Backtracking

Backtracking is an algorithmic paradigm that tries different solutions until finds a solution that “works”. Problems that are typically solved using the backtracking technique have the following property in common. These problems can only be solved by trying every possible configuration and each configuration is tried only once. A Naive solution for these problems is to try all configurations and output a configuration that follows given problem constraints. Backtracking works incrementally and is an optimization over the Naive solution where all possible configurations are generated and tried.

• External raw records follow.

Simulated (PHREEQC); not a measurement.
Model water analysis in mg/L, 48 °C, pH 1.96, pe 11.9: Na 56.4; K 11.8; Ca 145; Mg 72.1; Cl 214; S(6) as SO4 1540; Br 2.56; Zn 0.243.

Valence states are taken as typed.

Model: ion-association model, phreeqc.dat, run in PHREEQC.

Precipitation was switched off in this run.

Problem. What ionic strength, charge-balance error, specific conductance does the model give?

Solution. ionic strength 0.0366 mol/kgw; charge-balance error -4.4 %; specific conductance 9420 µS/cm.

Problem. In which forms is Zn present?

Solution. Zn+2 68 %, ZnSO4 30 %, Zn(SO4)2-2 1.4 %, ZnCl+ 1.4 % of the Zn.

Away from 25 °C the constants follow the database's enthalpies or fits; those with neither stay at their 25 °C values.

Backtracking works in an incremental way to attack problems. Typically, we start from an empty solution vector and one by one add items (Meaning of item varies from problem to problem. In the context of Knight’s tour problem, an item is a Knight’s move). When we add an item, we check if adding the current item violates the problem constraint, if it does then we remove the item and try other alternatives. If none of the alternatives works out then we go to the previous stage and remove the item added in the previous stage. If we reach the initial stage back then we say that no solution exists. If adding an item doesn’t violate constraints then we recursively add items one by one. If the solution vector becomes complete then we print the solution.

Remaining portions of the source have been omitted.